Carmen Busquets, the Venezuelan luxury-goods investor who made a profit of almost £100m from the sale of fashion website Net-a-Porter last year, is to plough some of her gains into social networking clothes design business Lookk.com.
Ms Busquets, 45, is taking a 5.1pc stake in the company, which was founded as Garmz.com in 2008 but is relaunching under the Lookk name on Wednesday . She will also take a seat on the Lookk board.
The lead investor is venture capital group Eden Ventures, while other backers include Kima Ventures, the investment fund co-founded by Xavier Niel, the French internet billionaire and owner of Le Monde newspaper, silicon valley investor Dave McClure and angel investor Sherry Coutu.

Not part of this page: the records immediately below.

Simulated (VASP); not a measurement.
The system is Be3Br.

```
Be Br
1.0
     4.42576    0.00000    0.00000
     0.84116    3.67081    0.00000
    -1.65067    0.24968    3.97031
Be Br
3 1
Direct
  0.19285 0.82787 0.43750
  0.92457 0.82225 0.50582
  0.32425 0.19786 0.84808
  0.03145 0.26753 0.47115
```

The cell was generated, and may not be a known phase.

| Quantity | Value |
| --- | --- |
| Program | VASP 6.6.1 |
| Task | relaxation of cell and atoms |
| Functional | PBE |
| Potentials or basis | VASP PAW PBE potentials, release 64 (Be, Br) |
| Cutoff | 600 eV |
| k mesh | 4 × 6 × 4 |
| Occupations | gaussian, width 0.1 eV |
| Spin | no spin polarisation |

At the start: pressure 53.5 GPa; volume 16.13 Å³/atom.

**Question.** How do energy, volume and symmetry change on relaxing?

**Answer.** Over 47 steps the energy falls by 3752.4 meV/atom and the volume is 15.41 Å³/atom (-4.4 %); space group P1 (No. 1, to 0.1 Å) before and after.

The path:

Lookk, which has 17 staff in London, Vienna and in Bulgaria, says it aims to connect designers directly with customers through an open network in a way that is “authentic” and “refreshing”.
Ms Busquets, the daughter of Jose Busquets, a Spanish industrialist making copper and electrical wire and pipes in Venezuela, disclosed the new investment in an interview with The Sunday Telegraph.
“When I was young I would spend more money than I should with my credit card but my father cut it off,” she said, “so I had to find creative ways of making money.
“My solution was to hire a professional couturier to work for me so that I could design unique clothes for me and my friends. That business alone kept me in all the luxury I needed. Since then I have always believed that students who were creative like me could support themselves on their own.
“When I met the team from Lookk, I thought this concept could create an online community that could replicate the same business that I had for all creative individuals around the world.”
Ms Busquets has also recently increased her stake in online jeweller Astley Clarke, in which she has co-invested with Index Ventures.
She is an investor with Accel Partners in Go Try It On, a New York-based digital forum enabling people to share their look online, and is also in the process of investing in Josephine, a company providing linen to top-quality hotels.
In addition, she is the founder of lifestyle e-commerce site Couture Lab, which she wants to build into the world’s best gifts website and is relaunching next month. She holds 33pc of JEM, a company sourcing “ethical gold” from Peru and has investments in jewellery marketplace Caratime and technology venture fund Parkview.
In total, she said she has invested £10m into all these companies over the past two years.
Ms Busquets entered the fashion industry while she was studying for a marketing and advertising degree at the University of Miami. She returned to Caracas to open a fashion boutique at the age of 23. Five years later, she opened a second shop.
Realising that people were prepared to buy fashion from pictures, she then began attending the European catwalk shows, photographing the looks and then posting to her customers to take orders.
When the internet era dawned, she took this business online. “To me, it was very easy to understand the internet,” she said. “It was a tool to sell a service.”
Ms Busquets met Nathalie Massenet and her husband in 1999, when the former Tatler fashion editor was setting up Net-a-Porter and recruiting investors but had raised only £350,000 of the £850,000 she needed from 30 different backers.
“They had an idea and a business plan,” she said. “I invested £250,000 and afterwards I invested another £250,000. I knew the project would take at least £12m-£16m but I kept reinvesting because I really believed.”
Ms Busquets ended up investing a total of £5.9m for a 30pc stake in the company, which was sold to Richemont, the luxury group that controls Alfred Dunhill and Cartier, for £350m last year. She retains a 2pc stake.
“I have always believed in the new economy,” she said. “The new economy gives opportunities to new jobs and new people and new ideas.
“My creative side is identifying all these great entrepreneurial creative people that come up with great ideas, whether they are in fashion or technology or a new tool to improve ourselves.
“I decided that if I made enough money I would reinvest it and risk it on new ideas and new companies, rather than have it in my bank and then have somebody lose it.”